Tevis v. Tevis

Citation259 Mo. 19,167 S.W. 1003
Decision Date02 June 1914
Docket NumberNo. 16710.,16710.
PartiesTEVIS et al. v. TEVIS et al.
CourtUnited States State Supreme Court of Missouri

Testator bequeathed one half of a tract of land to plaintiff, his son, with the right to the use of the other half during the life of testator's other son, J., subject to a charge or annuity in J.'s favor of $288, providing that, upon the death of J., plaintiff or his heirs should have the right to purchase such other half for $2,400, which sum, or, in case plaintiff or his heirs elected not to purchase, then such undivided half interest, should vest in the heirs of J.'s body, or, if none, the money or undivided interest in the land should pass to testator's heirs at law. Testator thereafter provided for the equalization of certain advancements, and then directed that all the property except that "herein before specifically devised" should be divided between four of his children specified. Held, that the provision for the disposition of J.'s share of the real estate so devised was not contradictory, repugnant, or uncertain, but constituted real property "specifically devised," and hence the remainder could not pass under the residuary clause.
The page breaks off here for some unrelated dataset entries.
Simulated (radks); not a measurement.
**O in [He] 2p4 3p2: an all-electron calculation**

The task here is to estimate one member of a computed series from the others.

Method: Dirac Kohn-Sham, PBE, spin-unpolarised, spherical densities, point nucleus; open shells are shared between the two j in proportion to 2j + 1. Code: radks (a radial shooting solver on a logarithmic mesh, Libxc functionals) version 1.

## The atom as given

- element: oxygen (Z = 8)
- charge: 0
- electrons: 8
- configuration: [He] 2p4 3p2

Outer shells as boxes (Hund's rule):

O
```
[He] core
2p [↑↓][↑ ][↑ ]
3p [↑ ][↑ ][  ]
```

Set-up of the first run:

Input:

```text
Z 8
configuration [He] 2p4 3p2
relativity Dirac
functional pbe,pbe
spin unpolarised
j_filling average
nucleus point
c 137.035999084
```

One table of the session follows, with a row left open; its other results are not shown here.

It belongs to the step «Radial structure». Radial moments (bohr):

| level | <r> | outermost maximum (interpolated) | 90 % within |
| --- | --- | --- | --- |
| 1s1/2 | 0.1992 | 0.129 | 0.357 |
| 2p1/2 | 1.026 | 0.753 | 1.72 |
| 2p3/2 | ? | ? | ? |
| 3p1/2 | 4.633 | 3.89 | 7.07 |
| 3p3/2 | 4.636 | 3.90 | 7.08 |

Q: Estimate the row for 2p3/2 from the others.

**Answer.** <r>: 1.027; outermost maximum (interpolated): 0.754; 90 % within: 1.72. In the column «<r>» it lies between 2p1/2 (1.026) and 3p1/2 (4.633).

5. WILLS (§ 506) — CONSTRUCTION — "HEIRS AT LAW."

Where testator devised to plaintiff, his son, the use of an undivided half interest in certain land during the life of J., subject to an annuity charge in favor of J., and on J.'s death conferred on plaintiff the right to purchase such half interest for a specified sum, the money or land on J.'s death to vest in the heirs of his body, or, if none, then in testator's heirs at law, the term "heirs at law" included all others who after their ancestor's death were entitled to inherit all lands, tenements, and hereditaments belonging to him or of which he was seised, and hence plaintiff was entitled to share in the distribution of the purchase price of such interest on his election to purchase on J.'s death, without heirs of his body.

6. WILLS (§ 634)—CONSTRUCTION—CONTINGENT REMAINDER—DISPOSITION.

The persons who were to take on the contingency of J. dying without heirs of his body could not be determined until J.'s death, and hence such interest was a mere contingent interest which was not devisable prior to that event.

Appeal from Circuit Court, Cooper County; John M. Williams, Judge.

Suit by Nestor C. Tevis, revived after his death in the name of Robert S. Tevis, his administrator, and others, against Jeremiah H. Tevis, and others. From a decree in favor of complainant, defendants, other than Bledsoe McCrosky appeal. Reversed and remanded, with directions.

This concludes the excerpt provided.